For whatever reason (stupitidy, boredom, repition, whatever), forget everything you’ve heard about the Middle East for the past decade. The best discussion of Islam and the (so-called) West remains My Name Is Red: a murder mystery/love story about a group of 16th century Turkish miniaturist painters who have been asked to construct an illustrated book in Venetian single-point perspective instead of traditional Islamic style. Weaving through the homicide narrative is a dense and lyrical description of Islamic aesthetics, which in turn becomes a brilliant inquiry into the core of Islamic traditionalism as it contacts the innovative West.

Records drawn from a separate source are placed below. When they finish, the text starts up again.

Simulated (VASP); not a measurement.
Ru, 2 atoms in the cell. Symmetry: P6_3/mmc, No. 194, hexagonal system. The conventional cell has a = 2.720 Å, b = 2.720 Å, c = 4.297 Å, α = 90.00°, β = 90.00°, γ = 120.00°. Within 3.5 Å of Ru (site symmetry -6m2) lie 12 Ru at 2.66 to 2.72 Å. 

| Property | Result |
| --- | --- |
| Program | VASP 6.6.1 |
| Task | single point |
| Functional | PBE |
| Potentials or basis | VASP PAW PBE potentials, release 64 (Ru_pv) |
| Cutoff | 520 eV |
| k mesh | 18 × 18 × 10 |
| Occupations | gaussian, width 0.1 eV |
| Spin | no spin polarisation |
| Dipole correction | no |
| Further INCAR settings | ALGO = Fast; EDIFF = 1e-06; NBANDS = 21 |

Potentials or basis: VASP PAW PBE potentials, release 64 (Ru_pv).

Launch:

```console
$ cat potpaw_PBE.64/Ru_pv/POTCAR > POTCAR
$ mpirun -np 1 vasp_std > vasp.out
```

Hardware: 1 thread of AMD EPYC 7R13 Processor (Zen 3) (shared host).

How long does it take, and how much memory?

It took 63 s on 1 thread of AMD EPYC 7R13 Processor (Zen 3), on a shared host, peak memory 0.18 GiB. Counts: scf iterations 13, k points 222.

       The heart of the book is the conflicts embedded in both tradition and innovation—the way stability veers to self righteous violence in Islam and the movement of freedom to superficial and narcicistic faddishness in the West. Sound familiar? Not quite, and that’s the point. Pamuk’s skill as a novelist and stylist overrides any easy-listening philosophical dumb-speak. IN more ways than one, My Name is Red reads like a parable of Pamuk’s own postmodern self, caught between the wish for cultural and personal resolution while enthralled with the idea of a permanent aesthetic revolution. Full of both yearning and rejection, this is a book for artists, for people who think and care about the things they make, and for anyone who believes that cultures encounter each other one person at a time.